Lindsey v. Hyler
918 F.3d 1109
10th Cir.2019Background
- On a November night in 2015, Kyle Lindsey (UTV driver) and passenger Zayne Mann were seriously injured when Lindsey lost control of an off-road utility vehicle (UTV) on a gravel road after a brief police pursuit by Officer Brandon Hyler.
- Officer Hyler activated lights and siren after observing the UTV run a stop sign; Lindsey accelerated onto a highway and into gravel, and the UTV rolled within less than a mile of pursuit.
- Plaintiffs alleged Hyler intentionally struck or forced the UTV off the road (Fourth Amendment excessive-force / seizure) and that the pursuit amounted to conscience-shocking conduct (Fourteenth Amendment substantive due process).
- Plaintiffs presented no eyewitness memory of the crash; Hyler testified he arrived after the UTV had already crashed. Plaintiffs’ expert could only say the UTV had damage “consistent with” an impact but could not say contact occurred; Hyler’s expert found no physical evidence of contact and attributed the crash to excessive speed entering a curve.

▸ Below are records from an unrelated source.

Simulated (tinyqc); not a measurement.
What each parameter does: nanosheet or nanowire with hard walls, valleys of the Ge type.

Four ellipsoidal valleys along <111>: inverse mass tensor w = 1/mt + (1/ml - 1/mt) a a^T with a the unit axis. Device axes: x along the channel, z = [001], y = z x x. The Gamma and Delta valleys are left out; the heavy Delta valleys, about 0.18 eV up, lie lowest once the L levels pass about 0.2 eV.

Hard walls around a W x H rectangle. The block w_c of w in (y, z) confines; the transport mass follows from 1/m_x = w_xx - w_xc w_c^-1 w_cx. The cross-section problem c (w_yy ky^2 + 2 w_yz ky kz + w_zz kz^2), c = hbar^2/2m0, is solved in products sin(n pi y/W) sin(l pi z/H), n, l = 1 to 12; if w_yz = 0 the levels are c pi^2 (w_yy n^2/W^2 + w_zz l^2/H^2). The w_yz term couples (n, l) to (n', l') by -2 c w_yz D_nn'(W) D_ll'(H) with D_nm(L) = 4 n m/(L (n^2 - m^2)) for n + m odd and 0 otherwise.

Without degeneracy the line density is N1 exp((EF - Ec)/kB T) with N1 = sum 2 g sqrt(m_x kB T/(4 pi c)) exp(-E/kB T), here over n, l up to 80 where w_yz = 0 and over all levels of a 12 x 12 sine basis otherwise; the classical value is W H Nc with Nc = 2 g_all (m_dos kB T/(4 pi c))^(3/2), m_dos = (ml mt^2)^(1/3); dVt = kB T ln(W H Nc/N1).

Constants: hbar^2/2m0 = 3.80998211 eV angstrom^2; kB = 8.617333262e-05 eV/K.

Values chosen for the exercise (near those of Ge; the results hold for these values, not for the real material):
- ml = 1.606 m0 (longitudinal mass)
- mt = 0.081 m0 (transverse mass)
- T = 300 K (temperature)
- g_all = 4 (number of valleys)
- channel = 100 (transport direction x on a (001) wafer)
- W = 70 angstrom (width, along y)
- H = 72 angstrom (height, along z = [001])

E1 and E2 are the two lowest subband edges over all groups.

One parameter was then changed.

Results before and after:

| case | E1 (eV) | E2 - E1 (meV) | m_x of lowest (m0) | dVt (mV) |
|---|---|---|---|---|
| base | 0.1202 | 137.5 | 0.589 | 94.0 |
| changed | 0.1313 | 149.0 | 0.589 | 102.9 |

- District court granted summary judgment to Hyler and the City of Webbers Falls; on appeal the Tenth Circuit affirmed, concluding the record lacked evidence of a seizure or of conscience-shocking conduct, and thus Hyler was entitled to qualified immunity and the municipality could not be liable.
Issues
| Issue | Plaintiff's Argument | Defendant's Argument | Held |
|---|---|---|---|
| Whether Hyler’s actions constituted a Fourth Amendment seizure / excessive force | Hyler intentionally contacted/forced the UTV off the road, causing the crash | No evidence of contact; Hyler arrived after crash; any contact was speculative | No seizure: plaintiffs failed to show contact or intentional action; Fourth Amendment claim dismissed |
| Whether the pursuit violated Fourteenth Amendment substantive due process | Initiating and continuing pursuit for minor infractions was conscience-shocking and arbitrary | Pursuit was a response to traffic violations and flight; no intent to harm or deliberate indifference | No due-process violation: conduct not conscience-shocking under controlling standard |
| Whether Hyler is entitled to qualified immunity | Constitutional rights were violated and clearly established | Plaintiffs failed to show any constitutional violation, so immunity applies | Qualified immunity affirmed because plaintiffs did not demonstrate a constitutional violation |
| Whether the City is liable under Monell for inadequate training | City’s training failures caused the constitutional harm | No underlying constitutional violation; thus no municipal liability | Municipal-liability claims fail because no officer constitutional violation was shown |
Key Cases Cited
- Graham v. Connor, 490 U.S. 386 (1989) (use-of-force claims judged by Fourth Amendment reasonableness standard)
- County of Sacramento v. Lewis, 523 U.S. 833 (1998) (due-process liability requires conduct that shocks the conscience)
- Scott v. Harris, 550 U.S. 372 (2007) (intentional vehicle contact to stop a fleeing motorist can be a Fourth Amendment seizure)
- Brower v. County of Inyo, 489 U.S. 593 (1989) (distinguishes seizure by use of force from accidental effects of pursuit)
- Estate of Larsen ex rel. Sturdivan v. Murr, 511 F.3d 1255 (10th Cir. 2008) (treatment of vehicle contact as a seizure and framework for excessive-force analysis)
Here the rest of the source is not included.